C) To the other ladies who have commented, I agree w/ Ti (gasp), its not cheating unless someone's pants come off. Write that down.

ThummyB said...

Hey girl,

I liked this post a lot...esp, the 'cheating pheromones' piece.

Here is my thing...how much damage can one person's spirit take before they are permanently scarred? Think about how painful it is to know that your husband has shared an act that you (as a woman) associate with displaying your love, with another person. Now that may be a blow that you can take the 1st time, esp. if he comes clean and wants to work through it. However, when he is repeatedly doing this...the pain of knowing that he is sharing himself w/another woman coupled with the knowledge that he is doing it in spite of the fact that he knows it's hurting you would be almost too much to bear.

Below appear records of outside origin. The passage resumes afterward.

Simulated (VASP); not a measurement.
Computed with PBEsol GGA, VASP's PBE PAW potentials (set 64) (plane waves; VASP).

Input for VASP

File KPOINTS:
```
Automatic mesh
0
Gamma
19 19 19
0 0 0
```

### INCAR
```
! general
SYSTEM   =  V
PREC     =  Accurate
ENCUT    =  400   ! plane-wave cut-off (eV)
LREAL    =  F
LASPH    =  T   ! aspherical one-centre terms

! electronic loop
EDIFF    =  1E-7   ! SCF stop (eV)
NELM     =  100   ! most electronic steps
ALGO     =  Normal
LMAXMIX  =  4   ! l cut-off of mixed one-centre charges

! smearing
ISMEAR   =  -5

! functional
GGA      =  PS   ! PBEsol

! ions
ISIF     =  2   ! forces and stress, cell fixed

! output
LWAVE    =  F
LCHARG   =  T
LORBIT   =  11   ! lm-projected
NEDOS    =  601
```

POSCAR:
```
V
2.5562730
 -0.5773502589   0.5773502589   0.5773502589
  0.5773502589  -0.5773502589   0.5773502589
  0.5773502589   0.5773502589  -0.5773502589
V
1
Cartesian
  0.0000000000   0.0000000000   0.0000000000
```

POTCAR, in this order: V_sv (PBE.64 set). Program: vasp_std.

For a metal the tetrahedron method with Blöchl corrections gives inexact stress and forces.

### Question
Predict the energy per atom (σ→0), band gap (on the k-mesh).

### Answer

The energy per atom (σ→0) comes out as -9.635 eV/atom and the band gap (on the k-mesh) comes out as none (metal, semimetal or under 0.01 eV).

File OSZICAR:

I feel you on being in there until the end...but keep in mind that you don't want to sacrifice yourself or your children to honor a vow to someone who isn't worth it. I just wonder if after suffering so much abuse and neglect as a wife and partner if you would still be able to function as a whole woman and mother. Would you be left with enough strength and pride to still excel at work or as a mother? Would your kids be left thinking that this is a normal and healthy way to act within a marriage? These are things to consider.

Do you remember once telling me that if I kept down an unhealthy path it would be jeopardizing my mental state/health? Well this is similar. Stick to the commitment as much as possible, but don't do so to you or your children's detriment.

blk_sun said...

Oh and to address the h*ll you'll put your husband through if he's caught cheating... I figure if the poor bastard can put up w/ your crap up to and through the wedding day, then he can handle it after you're married as well. LOL

Love you T!
blackSUN

T said...

@ bgg and que.p I appreciate your comments, as always. :)

@ blk sun
A) I'm going to have to agree with you here Sir. (Write that down too) Never really been to the islands... (Wait... unless DR counts, in which case I would still have to agree with you. Boy!)

2) This is why I put that "unnecessary sidenote" in the note. Brothers need to know what they're getting into.

(Yes, I just said A and 2)

@ thummyb - Um... I need you to stop feeding my advice back to me. This is about the third time this has happened and damnit if I'm not always right! LMAO!